Common Pension Mistakes to Avoid

Common Pension Mistakes to Avoid

If you are to enjoy the lifestyle you want and deserve in retirement, careful planning is critically important. Indeed, you do not want to simply make ends meet. After decades of hard work, you want to have a sense of financial freedom, and fill your time with your hobbies, passions and priorities.

But many of us can make mistakes without realizing, that can significantly hit our income in later life. We thought it useful to highlight below a few of the most common pitfalls that you should avoid.

Delaying your pension saving

Starting early is the best thing you can do when it comes to saving for retirement, as you have longer to build up your pension pot and benefit from more compound interest. The earlier you start, the smaller the contributions can be, which makes it more affordable. Even just a small amount can blossom into a much larger sum over time.

Not saving enough

Do you know what your goals are for retirement? Are you saving enough to achieve them?

It can be tempting to just put the bare minimum into your pension, but if you make insufficient contributions as the years pass, you might find you don’t have enough to enjoy the comfortable retirement you deserve.

Opting out of your workplace pension

If you’re not enrolled into your workplace pension, then you are missing out on employer contributions and tax relief, which is effectively free money from two different sources which gets added to your savings.

Relying solely on the state pension

Whilst the State Pension provides a valuable safety net for retirement, it alone won’t be enough to ensure a standard of living you desire in later life. It is therefore really important to make sure you have personal pension savings in place so you can be certain of financial security and a decent quality of life when the time comes.

Dipping into your pension savings before retirement

If you are under financial pressure, it might be tempting to access your pension pot to tide you over. But this can lead to you paying more income tax and losing some of your tax-free allowance, as well as reducing your retirement income in the future.

Instead, you should create a completely separate emergency fund, so you can be prepared if a difficult situation arises, and it won’t have an impact on your future.

Not thinking about pension fees and charges

Different pension providers have their own fee structures, so it is well worth looking for options that are transparent, competitive and don’t erode your savings as the years pass.

Losing track of old pensions

As you move from one job to the next, you can pick up multiple workplace pensions. It is therefore very important to make sure you know where these old pots are; perhaps consolidate them into a single scheme so it is easier for you to manage.

Ignoring pension statements

It is really easy to ignore financial documents when they drop through your letterbox, so make sure you actually read your pension statements and understand what they say.

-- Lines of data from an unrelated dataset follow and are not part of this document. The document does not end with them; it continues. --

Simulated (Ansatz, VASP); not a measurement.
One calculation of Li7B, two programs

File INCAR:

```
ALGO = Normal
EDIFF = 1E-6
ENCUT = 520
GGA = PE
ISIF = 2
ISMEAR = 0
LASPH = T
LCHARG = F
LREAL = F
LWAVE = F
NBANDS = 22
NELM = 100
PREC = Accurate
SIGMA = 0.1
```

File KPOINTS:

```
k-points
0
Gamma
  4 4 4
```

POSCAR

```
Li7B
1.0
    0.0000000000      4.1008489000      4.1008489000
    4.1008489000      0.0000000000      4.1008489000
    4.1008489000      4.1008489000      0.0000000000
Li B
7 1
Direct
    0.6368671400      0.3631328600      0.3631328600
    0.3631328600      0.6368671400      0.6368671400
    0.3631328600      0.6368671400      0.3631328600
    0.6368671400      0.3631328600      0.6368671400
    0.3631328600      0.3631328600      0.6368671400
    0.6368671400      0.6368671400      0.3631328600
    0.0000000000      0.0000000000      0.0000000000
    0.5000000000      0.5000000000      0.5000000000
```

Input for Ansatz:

Not reviewing your investment strategy

Markets go up as well as down, and the level of risk you are exposed to will inevitably change over time as your risk profile changes with your priorities. You should review your investment strategy every year, so adjustments can be made where necessary.  This will minimise your risk exposure and capitalise on opportunities for growth.

It is vital you know what is happening with your money and that you are able to make informed decisions about planning for your future. If you have any questions on preparing for retirement, it is well worth speaking with a financial planner.